I was doing a presentation this week at my Toastmasters club when the remote for my PowerPoint starting giving me attitude. I would push the button to move to the next slide and it would ignore me. So I pushed the button again, harder this time thinking that I was just not connecting. Still nothing. I tried another button thinking I had pushed the wrong one and it would move the wrong way going back one instead of forward. It made me think about what sometimes happens when we try to connect with other people throughout our day. Sometimes we connect and sometimes it is an exercise in frustration.
As I see it, we have 3 options when this happens.
- Try harder (push the same button over and over again until you get the response you want)
- Try a different approach (a different button)
- Or shift focus and go to where they are (I ditched the remote and “connected” directly with my laptop)
Repeating our message over and over again is usually not effective. In fact is usually annoys the heck out of people. Anyone who has been nagged will tell you that. It seems to bring out our inner teenager.

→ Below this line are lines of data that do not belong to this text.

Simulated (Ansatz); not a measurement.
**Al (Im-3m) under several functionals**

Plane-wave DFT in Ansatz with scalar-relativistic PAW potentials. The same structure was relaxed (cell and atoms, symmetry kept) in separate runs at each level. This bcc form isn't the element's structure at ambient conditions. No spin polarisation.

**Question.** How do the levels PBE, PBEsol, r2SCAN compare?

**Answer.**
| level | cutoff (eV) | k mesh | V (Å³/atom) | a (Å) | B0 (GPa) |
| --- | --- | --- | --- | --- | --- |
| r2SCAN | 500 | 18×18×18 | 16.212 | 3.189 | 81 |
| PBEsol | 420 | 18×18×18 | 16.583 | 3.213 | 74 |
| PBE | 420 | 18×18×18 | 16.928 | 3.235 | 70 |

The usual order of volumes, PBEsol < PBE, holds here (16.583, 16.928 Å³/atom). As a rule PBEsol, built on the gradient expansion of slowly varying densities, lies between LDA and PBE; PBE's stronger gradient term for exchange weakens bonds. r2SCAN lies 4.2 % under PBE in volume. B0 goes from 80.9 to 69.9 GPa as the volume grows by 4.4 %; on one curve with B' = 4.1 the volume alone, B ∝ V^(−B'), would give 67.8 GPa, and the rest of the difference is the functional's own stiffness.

Trying a different approach sometimes works because you might get lucky and stumble upon the one that connects with them. But it can be hit and miss. You can often loose them before you find the right one too.
Or you can make the effort to really understand what moves the other person best. What is important to them and why they might consider doing what it is you are trying to get them to do. With three kids, I came to understand this early in my career as a mother. What moved one child, was not always what moved the other two. I also found that what moved them one day was not always the same thing the next. Their needs and wants changed as they grew older.
Connecting with people really comes down to understanding what they want most. That means we have to get out of our own head, forget whatever it is we want to say and ask questions. And then actually listen to their answers. Ask more questions based on their answers and listen again. Too many times we are so caught up in what we want to say next that we are not really listening to what the other person is saying.
Now this may be just one way to connect better, but is does give you a good starting point. So this week, how are you going to create a better connection and with whom?